Tuesday, 15 March 2011

An Interview with Robert D. Putnam and David E. Campbell


Richard Madsen, An Interview with Robert D. Putnam and David E. Campbell, The Hedgehog Review 13.1 (Spring 2011), 59-68.


I’ve been told I need to read the latest book from Robert D. Putnam and David E. Campbell – American Grace: How Religion Divides and Unites Us (New York: Simon & Schuster, 2010).


I haven’t done so yet, and might not do so given other priorities... Meanwhile, The Hedgehog Review carries an interview with Putnam and Campbell which might provide a glimpse into some of their insights.

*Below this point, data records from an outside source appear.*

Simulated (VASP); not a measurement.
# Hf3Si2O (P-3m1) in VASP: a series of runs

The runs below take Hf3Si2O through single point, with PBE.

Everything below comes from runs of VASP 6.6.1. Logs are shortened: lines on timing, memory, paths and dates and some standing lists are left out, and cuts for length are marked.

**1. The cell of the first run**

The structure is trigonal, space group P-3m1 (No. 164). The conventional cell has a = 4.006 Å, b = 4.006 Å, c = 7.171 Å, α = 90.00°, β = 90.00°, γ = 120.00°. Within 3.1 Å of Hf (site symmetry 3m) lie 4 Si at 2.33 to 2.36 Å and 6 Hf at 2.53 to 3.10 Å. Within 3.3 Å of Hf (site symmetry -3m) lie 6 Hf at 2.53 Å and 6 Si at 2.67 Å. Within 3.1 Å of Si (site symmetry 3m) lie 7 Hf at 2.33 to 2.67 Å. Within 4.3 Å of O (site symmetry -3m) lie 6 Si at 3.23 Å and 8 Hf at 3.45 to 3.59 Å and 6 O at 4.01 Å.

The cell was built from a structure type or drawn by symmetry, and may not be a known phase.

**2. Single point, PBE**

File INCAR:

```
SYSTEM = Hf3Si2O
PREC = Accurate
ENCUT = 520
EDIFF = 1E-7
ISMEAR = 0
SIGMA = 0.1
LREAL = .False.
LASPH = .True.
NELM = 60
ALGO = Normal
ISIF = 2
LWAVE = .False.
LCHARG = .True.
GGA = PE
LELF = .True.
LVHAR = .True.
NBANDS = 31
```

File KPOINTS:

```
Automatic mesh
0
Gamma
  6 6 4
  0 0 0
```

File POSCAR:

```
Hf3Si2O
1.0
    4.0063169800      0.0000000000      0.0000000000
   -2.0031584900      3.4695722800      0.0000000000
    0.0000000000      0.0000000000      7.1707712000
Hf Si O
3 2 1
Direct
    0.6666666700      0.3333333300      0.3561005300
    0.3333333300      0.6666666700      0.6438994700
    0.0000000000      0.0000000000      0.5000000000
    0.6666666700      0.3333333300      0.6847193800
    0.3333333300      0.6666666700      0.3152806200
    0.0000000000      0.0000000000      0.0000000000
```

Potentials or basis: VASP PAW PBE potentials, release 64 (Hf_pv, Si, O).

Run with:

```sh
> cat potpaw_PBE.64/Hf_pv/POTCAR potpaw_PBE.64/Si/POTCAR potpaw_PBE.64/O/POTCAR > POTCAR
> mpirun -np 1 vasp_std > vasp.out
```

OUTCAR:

Here’s the publisher’s blurb for the book:


American Grace is a major achievement, a groundbreaking examination of religion in America. Unique among nations, America is deeply religious, religiously diverse, and remarkably tolerant. But in recent decades the nation’s religious landscape has been reshaped. America has experienced three seismic shocks, say Robert Putnam and David Campbell. In the 1960s, religious observance plummeted. Then in the 1970s and 1980s, a conservative reaction produced the rise of evangelicalism and the Religious Right. Since the 1990s, however, young people, turned off by that linkage between faith and conservative politics, have abandoned organised religion. The result has been a growing polarisation – the ranks of religious conservatives and secular liberals have swelled, leaving a dwindling group of religious moderates in between. At the same time, personal interfaith ties are strengthening. Interfaith marriage has increased while religious identities have become more fluid. Putnam and Campbell show how this denser web of personal ties brings surprising interfaith tolerance, notwithstanding the so-called culture wars. American Grace promises to be the most important book in decades about American religious life.’